Step 4: Create a cluster and a new user on AWS

  1. Create a cluster in Databricks using the Instance Profile created by AWS CloudFormations. To get the Instance Profile name, go to Settings > Instance Profiles in Databricks.

    Databricks Delta Lake Create Cluster

    Create Cluster

  2. Create a new AWS user. Be sure to give the user (the connector) programmatic access.

    New AWS user

    Create new AWS user

  3. On the Set permissions dialog, select Attach existing policies directly.

    New AWS user policy

    Add user policy

This policy is the same as the one used for the Amazon S3 sink connector with the addition of "s3:PutObjectTagging", "s3:GetObjectTagging", and "s3:DeleteObject". The connector requires DeleteObject so it can delete files in the staging S3 bucket once they are copied to the Delta Lake table.

{
       "Version": "2012-10-17",
       "Statement": [
           {
               "Effect": "Allow",
               "Action": [
                   "s3:ListAllMyBuckets"
               ],
               "Resource": "arn:aws:s3:::*"
           },
           {
               "Effect": "Allow",
               "Action": [
                   "s3:ListBucket",
                   "s3:GetBucketLocation"
               ],
               "Resource": "arn:aws:s3:::<bucket-name>"
           },
           {
               "Effect": "Allow",
               "Action": [
                   "s3:PutObject",
                   "s3:GetObject",
                   "s3:AbortMultipartUpload",
                   "s3:ListMultipartUploadParts",
                   "s3:ListBucketMultipartUploads",
                   "s3:PutObjectTagging",
                   "s3:GetObjectTagging",
                   "s3:DeleteObject"
               ],
               "Resource": "arn:aws:s3:::<bucket-name>/*"
           }
       ]
}

Step 5: Create a table

Create a table using a Databricks Notebook. Use the following example to create the table. The example shows the pageviews Kafka topic and example schema from the Datagen Source Connector for Confluent Cloud.

{
  "connect.name": "ksql.pageviews",
  "fields": [
    {
      "name": "viewtime",
      "type": "long"
    },
    {
      "name": "userid",
      "type": "string"
    },
    {
      "name": "pageid",
      "type": "string"
    }
  ],
  "name": "pageviews",
  "namespace": "ksql",
  "type": "record"
}

Step 6: Gather connector configuration information

Important

You must have the following information to complete the connector configuration using the Confluent Cloud Console or CLI.

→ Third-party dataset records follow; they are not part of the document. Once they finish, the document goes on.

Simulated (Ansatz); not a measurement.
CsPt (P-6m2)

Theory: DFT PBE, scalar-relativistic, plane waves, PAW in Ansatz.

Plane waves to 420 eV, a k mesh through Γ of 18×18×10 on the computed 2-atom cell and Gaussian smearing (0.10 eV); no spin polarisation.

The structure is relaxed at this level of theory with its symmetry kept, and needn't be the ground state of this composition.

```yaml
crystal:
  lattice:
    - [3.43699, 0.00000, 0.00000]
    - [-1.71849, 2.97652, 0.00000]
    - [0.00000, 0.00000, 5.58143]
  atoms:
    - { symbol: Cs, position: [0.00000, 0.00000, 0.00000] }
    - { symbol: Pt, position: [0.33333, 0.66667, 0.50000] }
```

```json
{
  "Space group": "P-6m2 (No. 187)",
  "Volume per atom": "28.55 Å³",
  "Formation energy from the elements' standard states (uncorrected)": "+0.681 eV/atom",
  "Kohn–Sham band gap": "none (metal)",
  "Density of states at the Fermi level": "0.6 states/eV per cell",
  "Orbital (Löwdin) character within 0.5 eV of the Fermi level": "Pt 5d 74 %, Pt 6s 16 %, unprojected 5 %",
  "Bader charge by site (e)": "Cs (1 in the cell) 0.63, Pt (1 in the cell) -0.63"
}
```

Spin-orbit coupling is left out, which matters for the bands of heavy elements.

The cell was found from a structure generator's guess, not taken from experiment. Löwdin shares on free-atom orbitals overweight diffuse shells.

  • Databricks server hostname: For example, dbc-12345df33-0e53.cloud.databricks.com. The hostname is available on the Databricks Create Cluster page.

  • HTTP path: For example, sql/protocolv1/o/123456789101112/1004-123456-voice40. The path available on the Databricks Create Cluster page.

    Databricks Delta Lake Hostname and HTTP Path

    Hostname and HTTP path

  • Delta Lake token: You can find the token or generate a new access token. Go to Settings > User Settings > Access Tokens.

    Databricks Delta Lake Access Token

    Access Token

  • Delta Lake table name: pageviews is used for the steps in this example.

  • User AWS access key ID and secret access key. For details, see the AWS documentation.

  • Staging S3 bucket name: For example, confluent-databricks.